And at the climate conference, the Trump administration held a panel promoting fossil fuels. Back home, the administration is barreling toward opening the Arctic wildlife refuge to oil and gas drilling. 

Despite this lack of leadership, there’s hope. The Green New Deal is making waves on Capitol Hill. And communities from Oregon to Florida voted in favor of shifting away from fossil fuels toward renewable energy.

You don’t have to be a political leader to have a positive impact on the climate. The choices each of us makes every day can reduce our own carbon footprints, shift markets, and influence policy makers.

Here are five resolutions you can make to fight climate change:

1) Eat less meat and dairy. The global food system contributes up to 30 percent of greenhouse gas emissions, with about half of those emissions coming from animal agriculture.

And Americans eat more meat per capita than almost any other country: Nearly 220 pounds per person, per year.

But every time you sit down to eat, you have an opportunity to choose plant-based foods that are healthier for you and the planet. In fact, if Americans cut the amount of beef they ate in half, the emissions savings would be analogous to taking more than 15 million cars off the road for a year.

2) Go solar. If we’re going to avoid the worst effects of climate change, we need a rapid, just transition from fossil fuels to renewable energy.

Distributed solar, located at or near where the energy is used, has the least impact on wildlife and can put power back in the hands of communities.

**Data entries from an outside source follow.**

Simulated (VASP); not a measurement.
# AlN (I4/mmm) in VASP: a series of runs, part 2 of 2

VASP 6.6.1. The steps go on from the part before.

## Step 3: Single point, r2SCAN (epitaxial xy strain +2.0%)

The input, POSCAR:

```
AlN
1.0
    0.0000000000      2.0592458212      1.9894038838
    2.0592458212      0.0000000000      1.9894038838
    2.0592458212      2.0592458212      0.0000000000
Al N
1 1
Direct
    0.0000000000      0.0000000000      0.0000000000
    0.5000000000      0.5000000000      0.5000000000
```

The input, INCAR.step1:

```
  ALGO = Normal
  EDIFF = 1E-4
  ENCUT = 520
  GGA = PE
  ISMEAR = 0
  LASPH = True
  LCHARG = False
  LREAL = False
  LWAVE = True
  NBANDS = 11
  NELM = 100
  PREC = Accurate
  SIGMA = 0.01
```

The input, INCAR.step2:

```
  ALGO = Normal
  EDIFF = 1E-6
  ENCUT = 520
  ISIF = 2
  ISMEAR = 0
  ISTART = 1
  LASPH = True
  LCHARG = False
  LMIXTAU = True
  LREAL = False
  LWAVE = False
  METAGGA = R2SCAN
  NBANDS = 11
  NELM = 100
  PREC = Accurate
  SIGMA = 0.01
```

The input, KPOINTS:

One home installing a solar energy system can have a measurable effect on the environment. For someone in Connecticut, for example, switching from fossil fuels to solar power has the same emissions reduction effect as planting 155 trees every year. In New York, going solar can eliminate the same amount of carbon emissions that would result from burning 5,253 pounds of coal each year.

It’s not always feasible to control where your home’s energy comes from — but you can still join the solar revolution by investing in community solar or urging your local utility to support rooftop solar expansion. 

3) Change up your commute. Between heading to the office or school and running errands, our daily tailpipe emissions add up. In fact, the EPA estimates that a typical passenger vehicle emits about 4.6 metric tons of carbon dioxide each year.

This year, rethink how you get around. Walk, bike or take public transit when possible. Utilize public bike shares. Arrange carpools and cluster errands to avoid excess driving. Driving less has an added benefit of reducing traffic for those still on the road.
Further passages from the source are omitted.